Q&A statement from investor Nathan Birch, via a spokesperson
Question: On your website, there is a claim that you own 200+ properties. Then a few sentences later 150+ properties. The same occurs with the statement regarding your net worth — $30m and then $20m. Which figures are correct, and why such a vast discrepancy?
Answer: Nathan’s property portfolio and net worth is ever changing as he is constantly buying and selling properties. His net worth is approximately $30 million and he has a 200+ property portfolio.
Question: Do you have evidence that you own the number of properties claimed in the pieces cited in our original email?
Answer: Of course, Nathan has ‘evidence’ of his 200+ properties.
Question: What type of warnings or disclaimers do you give to people who may be tempted to load themselves up with debt via interest-free loans?
Answer: We do not think it business wise to discuss our Intellectual Property. We have spent a large amount of money and put in a large amount of effort into developing our documents. Our documents form part of our Intellectual Property.
We have all appropriate licenses and registrations as required and we comply with the law at all times. We encourage all of our clients to get independent advice from lawyers, accountants and finance strategists and we will not work with clients if we don’t deem them to be a good fit, either from a mindset perspective or capacity wise. For this reason, we ask potential clients to attend a MAP session, during which we educate people to look out for spruikers, we teach them not to over leverage and we discuss strategies that we ourselves have used and how those strategies have evolved in line with changes in the market, amongst other things. We also produce a lot of educational content that provides people with the means to go and build their own portfolios without our guidance should they wish.
In any event, we are unable to comment on a particular case without knowing further details and the facts surrounding the client’s current situation as our warnings and disclaimers differ on a case by case basis.
Question: Have you ever paid journalists/media organisations for the profiles featuring Binvested clients?
Answer: Binvested have not paid for the advertisement of any client case studies in the media.
Question: Is it true you charge a finder’s fee (said to be about $10,000) for recommending properties to investors?

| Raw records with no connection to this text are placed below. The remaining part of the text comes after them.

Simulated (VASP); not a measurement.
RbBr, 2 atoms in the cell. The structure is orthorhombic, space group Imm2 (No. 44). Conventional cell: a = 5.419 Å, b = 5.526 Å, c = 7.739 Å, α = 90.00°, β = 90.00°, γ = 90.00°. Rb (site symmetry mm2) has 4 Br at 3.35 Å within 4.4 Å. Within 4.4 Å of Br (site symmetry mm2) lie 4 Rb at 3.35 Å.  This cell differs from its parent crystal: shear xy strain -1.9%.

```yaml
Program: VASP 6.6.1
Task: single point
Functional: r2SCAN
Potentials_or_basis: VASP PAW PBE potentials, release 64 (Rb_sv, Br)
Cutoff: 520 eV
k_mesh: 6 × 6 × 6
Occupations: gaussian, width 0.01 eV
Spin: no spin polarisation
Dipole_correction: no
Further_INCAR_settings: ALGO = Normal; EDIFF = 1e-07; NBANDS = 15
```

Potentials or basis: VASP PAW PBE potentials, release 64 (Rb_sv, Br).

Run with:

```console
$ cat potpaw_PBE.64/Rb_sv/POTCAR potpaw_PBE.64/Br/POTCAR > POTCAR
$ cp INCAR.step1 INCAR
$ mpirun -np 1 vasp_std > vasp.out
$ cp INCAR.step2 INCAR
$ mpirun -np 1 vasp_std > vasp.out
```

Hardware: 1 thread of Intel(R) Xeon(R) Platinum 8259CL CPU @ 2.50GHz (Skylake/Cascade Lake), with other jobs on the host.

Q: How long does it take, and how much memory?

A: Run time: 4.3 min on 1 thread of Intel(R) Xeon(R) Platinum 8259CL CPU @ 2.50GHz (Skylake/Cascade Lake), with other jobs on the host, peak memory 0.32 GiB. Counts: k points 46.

Answer: Correct. We act on behalf of our buyers and investors. They employ us to find them properties that are in line with their goals and budgets. We charge a fee for our Buyer’s Agency service which involves more than simply “recommending properties to investors”. We have a blog that explains this fee in more detail here: https://binvested.com.au/how-much-work-does-a-buyers-agent-do/
Question: What is the worst case scenario for interest-only property investors if the market heads south or stagnates?
Answer: Again, we are unable to comment on a hypothetical situation where we don’t have any details about the investors personal circumstances. However, we always ensure our clients have sustainable and recession proof portfolios.
It has always been imperative that we minimise risk for our clients. Binvested has always stressed the importance of what we feel are the three key elements of building a successful property portfolio — buying below market value, making sure there is an upside for growth and making sure there is a strong cash flow. Most of the properties we source are neutral geared after all expenses and before any tax deductions.
Binvested do not offer a one-size fits all scenario to our clients. We have a team which includes financial advisors who work with our clients to develop a strategy that will work with their means. We do not advise high-risk strategies, nor do we suggest people can accumulate property wealth overnight — quite the opposite in fact. In almost every media interview Nathan has done, he has said that a lot of people these days aren’t willing to make the sacrifices necessary to save for a deposit and to become investors, as we live in a time where a lot of people live for immediate-gratification.
Our investors are working towards long term goals and delayed gratification, not getting rich overnight. They are using our services as a buyers agent to find properties that are below market value. This is something Nathan has personally spent many years doing, building relationships and studying the property landscape. This expertise and experience is why people choose to work with us and why so many have seen great success. We’re having a lot of success and we’re talking about it so others can learn about investing, rather than buying into media hype that purchasing property is ‘impossible’.
Of course it isn’t impossible, but it takes hard work and dedication. Being able to purchase property shouldn’t be synonymous with being able to buy property in Sydney’s most expensive suburbs. You can purchase investment properties within an hour of several CBD’s around the country for under $300k and we hope than anyone reading media headlines suggesting that “property is unaffordable for this generation” etc. are aware that those opportunities do still exist. We do not recommend high-risk strategies or that people without the financial means invest in property.